“It Takes Two to Tango”… two people moving together to accomplish a common goal. If both try to lead… they tangle. If neither takes the lead… they tumble.

In any relationship, it takes two… each one taking turns, communicating clearly and listening completely. We create rapport. In our busy life, we try to do more in less time. On autopilot, we sacrifice connection with others in order to achieve a goal. We often worry about what is going to happen instead of noticing what IS happening, right NOW.

What if we were more present to each other? Maybe we would be more efficient, enjoy ourselves more, and create more meaningful relationships. Take a moment to read this insightful story of learning to embrace the dance… the art of letting go, the art of communicating clearly and listening completely.

Years ago, I attended a Milonga, a place where Argentine Tango is danced. Not to be confused with ballroom tango, which is a dramatic, straight-postured, somewhat jerky style of dance, Argentine tango is danced in a private embrace that is flowing and verrry sensual. I was totally hooked and started taking lessons, often three times a week.

In Argentine, the man, or leader, dances the woman. He leads every move, communicating with very subtle movements. The follower must be tuned in to “listen” or sense his moves to complete the step. It is a complete “lead and follow” dance, the ultimate in non-verbal communication.
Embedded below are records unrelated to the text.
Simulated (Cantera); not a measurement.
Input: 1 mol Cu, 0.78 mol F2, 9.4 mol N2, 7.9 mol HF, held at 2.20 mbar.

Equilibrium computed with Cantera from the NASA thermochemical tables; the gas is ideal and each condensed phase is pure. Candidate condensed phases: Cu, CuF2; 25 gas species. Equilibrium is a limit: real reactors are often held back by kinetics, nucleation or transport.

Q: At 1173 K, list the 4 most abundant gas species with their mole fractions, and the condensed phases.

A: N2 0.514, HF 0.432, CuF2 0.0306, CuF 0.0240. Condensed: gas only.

Working hard to perfect my moves, I practiced regularly and was getting pretty good at boleos (leg wraps). One Friday night, at a Boston Milonga, an accomplished young dancer asked me to dance. I was really into my moves and felt I was doing great. At the break, he commented, “You must be an important businesswoman.” I was pleased and asked how he knew. He said, “You seem to have a hard time letting go!”

Sigh! He was right. I was doing my own thing, instead of paying attention and working with him as a team. I was focused on myself and wasn’t really listening. I needed to learn the art of letting go, of being present, of true listening.

In a great dance, we glide together efficiently. A good leader communicates clearly. They are respectful, protective, and caring of each other. If the lead’s communication is unclear, the follower misreads the lead and interrupts the flow. Confusion and mistakes happen.

In dance, it is clear who takes the lead. In life, each person must learn when to lead and when to enjoy being a follower. The follower’s skill is to pay close attention and feel the subtle movements of the lead. They strive to be completely present, sense what is communicated, and respond accordingly. If the follower is preoccupied, they disturb the flow. They must trust their partner is going to guide them, protect them, and entertain them. The follower learns to TRUST, LET GO, and LISTEN COMPLETELY.

Relate this to our relationships, both personal and professional. True partnership is based on trust, communication, & teamwork. When we play to each other’s strengths, we work together for a common goal. A good manager considers their staff. A good partner considers the person they care for.

Consider these Five Steps to Create Rapport:

  1. Smile, be genuine, and make eye contact – They will sense your sincerity.
  2. Be a clear communicator – Be respectful, solid, yet gentle. Build their trust in you.
  3. Seek first to understand – Mistakes usually happen from miscommunication.
  4. Develop active listening – Be here NOW, focused only on what is being said.
  5. Notice your words – “Us, we, and ours” are far more inclusive than “I, me, and mine.”

Be aware: 7% of communication is what you say and 93% is HOW you say it.

The best relationships flow together as a team. We are in RAPPORT. Rapport is that sense of trust, connection, and likability that one feels toward another. When rapport is broken or lost, good intentions no longer matter. Every person wants their basic human needs met – To Live, Love, and Belong. When we give people our attention, respect, and understanding, they feel like someone “gets” them.

As we focus on each other and work as a team, issues go away. We communicate what we feel inside. If we are preoccupied, threatened, or worried, we project what we feel. If we are tense, others feel it. If we are relaxed, open, and curious, they feel it and respond accordingly. When others are under stress, we can put them at ease by being at ease. When we focus on them, they feel heard, they feel safe.

Be present and connected. Good communicators are solid, assertive, and clear. Good listeners develop confidence and the skill of letting go. Together we enjoy learning about each other. Relationships become interesting, fulfilling, and meaningful. To achieve the best outcomes most effectively, be completely present to each other, physically, mentally, and emotionally.


Lois Hermann

“People may not remember what you said. They WILL remember how you made them feel.”